Back to blogging again. For a while, anyway. I used to have grand ambitions for the things I wrote, but time has taught me to temper my ambitions a little bit. Last fall, for example, I decided to start swimming again. A fine thing to do, to be sure, but not when you start off by swimming two or three times as much as you should. I was nearly catatonic most afternoons afterward. So I’m just going to write something in this blog from time to time and we’ll just hope nobody has to drag me out of the pool, figuratively-speaking.
First off: a story.
Iida Pollanen, my Finnish friend and classmate, recently got in trouble for “stealing” cookies. Apparently, she was at one of the dining halls on campus that had a buffet, and when she and her friends had finished eating, she went up to get a few more cookies (four, to be exact), put them in a napkin, and sat back down. When they had finished talking and were getting ready to leave, Iida stuffed the cookies into her bag and immediately an employee walked up and informed her, rather stiffly, that she wasn’t allowed to take away any food from the buffet in a container or napkin or anything else. If she wanted to leave the dining hall with food, it had to be physically in her hand. Iida apologized, saying she hadn’t ever heard that policy before, and the employee asked for her student ID. Mystified as to what in the world was going on, Iida handed over her ID. Several minutes later, the zealous dining hall employee returned with the ID and informed her that she had been written up, and if there were any more infractions she would be. . .I forget, exactly, but penalized in some way.

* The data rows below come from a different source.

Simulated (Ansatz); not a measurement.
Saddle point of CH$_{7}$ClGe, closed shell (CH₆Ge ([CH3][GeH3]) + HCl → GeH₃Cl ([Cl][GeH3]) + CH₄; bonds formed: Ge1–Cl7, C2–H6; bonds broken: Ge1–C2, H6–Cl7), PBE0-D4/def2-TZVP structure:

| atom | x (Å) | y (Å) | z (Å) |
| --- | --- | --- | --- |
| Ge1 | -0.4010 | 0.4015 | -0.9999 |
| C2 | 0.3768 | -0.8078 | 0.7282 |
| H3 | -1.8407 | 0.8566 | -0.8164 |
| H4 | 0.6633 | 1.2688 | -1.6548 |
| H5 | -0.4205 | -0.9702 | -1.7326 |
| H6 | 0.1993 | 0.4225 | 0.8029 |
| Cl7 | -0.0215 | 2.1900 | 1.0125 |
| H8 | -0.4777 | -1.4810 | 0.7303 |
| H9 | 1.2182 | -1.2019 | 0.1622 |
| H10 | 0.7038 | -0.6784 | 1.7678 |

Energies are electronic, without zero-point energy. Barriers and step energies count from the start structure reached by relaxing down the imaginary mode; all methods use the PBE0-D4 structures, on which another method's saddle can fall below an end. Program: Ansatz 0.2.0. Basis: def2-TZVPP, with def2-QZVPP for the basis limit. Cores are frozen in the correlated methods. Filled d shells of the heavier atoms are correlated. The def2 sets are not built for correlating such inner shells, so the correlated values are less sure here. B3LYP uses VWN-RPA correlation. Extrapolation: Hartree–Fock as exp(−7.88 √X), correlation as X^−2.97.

I have a few thoughts about that. First of all, I think a golden opportunity was missed. The United States is one of the fattest countries on the planet, if not the fattest. I recently returned from Christmas break in Texas, and one of my abiding memories of that time was when, because time was short and Marie and I wanted to spend it with my grandmother, I got us a quick lunch at Whataburger. I ordered three standard meals (or What-a-meals, I suppose, though I’m not as clear on my Texas fast-food lexicology as I used to be), paid, and then waited a few seconds. The lady behind the register then put three, well, containers on the counter. I say “containers” because if I say “cups” you’ll likely think of a reasonably-sized receptacle for a human being consuming a beverage. A coffee cup, perhaps, or one of those blue plastic cups that seems to always be on formica tables in diners or grandparents’ houses. A cup. But what was on the counter at Whataburger looked like something you’d use in an old-fashioned fire brigade. Big enough that I didn’t feel entirely secure holding it with one hand. It was ridiculous. I tend to think if you’re going to start stocking cups in the gallon or quart range, you might as well just install a trough or stock-tank filled with soda and have done with it. Hand out life-preservers. The thing was, I saw people going back for SECONDS with those cups. And, not to make it too obvious where I’m going with this, most of them were extremely obese. (The people, not the cups, though I wouldn’t have a problem with anyone characterizing the cups as obese, too.) As in, uncomfortably so. It made me sad. Why do I bring this up in connection with Iida’s cookie theft? If any country in the world needs to have sugar and fast food stolen from it, it’s ours. So why not use our buffets for exactly that? If a student from a country that ISN’T among the pantheon of most obese places on earth wants an extra cookie, or for that matter an extra BOX of cookies, well then maybe that will drive some of our serial cookie-eaters to the fruit tray.
Another thought: people in Eugene are oddly constituted. By and large the average Eugene-ians are so nice they make Andy Griffith look like Pol Pot. To give you some idea, I just got back from our apartment complex’s laundry room, and a maintenance employee was emptying the quarter trays for the washing machines. I had just put my clothes in when he reached my machines. He said, “Here, let me start those for you,” then proceeded to remove 6 quarters from each tray, replace the trays, and start the washing machines for me. For free. That’s so nice it’s almost weird. People are like that all over town. UNLESS. . .you cross a line of some sort. Then that Andy Griffith-Pol Pot figuration gets reversed. Cyclists are the worst. I and one or two of our incoming cohort have on occasion accidentally biked the wrong way on a one-way street, or on the side of a one-way street where cyclists apparently weren’t supposed to go (not that there are any signs for that kind of thing). Other cyclists didn’t call out helpful reminders. No. They practically shrieked at us. You’d have thought we were biking around with bandoliers filled with severed chipmunk heads or something. I once had a motorist stop, honk several times, and give me the evil eye. . .when I was fifty meters from the road. I had been waiting to cross, gotten tired, and turned to go a different way when, some distance away, I got the honk. For what? I’m still not sure. Did I hold him up? If he slowed down to let me cross, he must have done it some distance away, because I didn’t see him. In any case, if you’re so tightly-wound that a few seconds’ pause in your driving schedule or a minor infraction of cycling etiquette or a few cookies taken away from a buffet is enough to send you into a psychotic rage (or into overzealous application of a minor dining-hall rule to a foreign student who didn’t know the rule existed), the future’s bleak. You’ll either be the first one eaten during the apocalypse, or the leader of the motorcycle cannibals, but either way you’re in for a rough ride.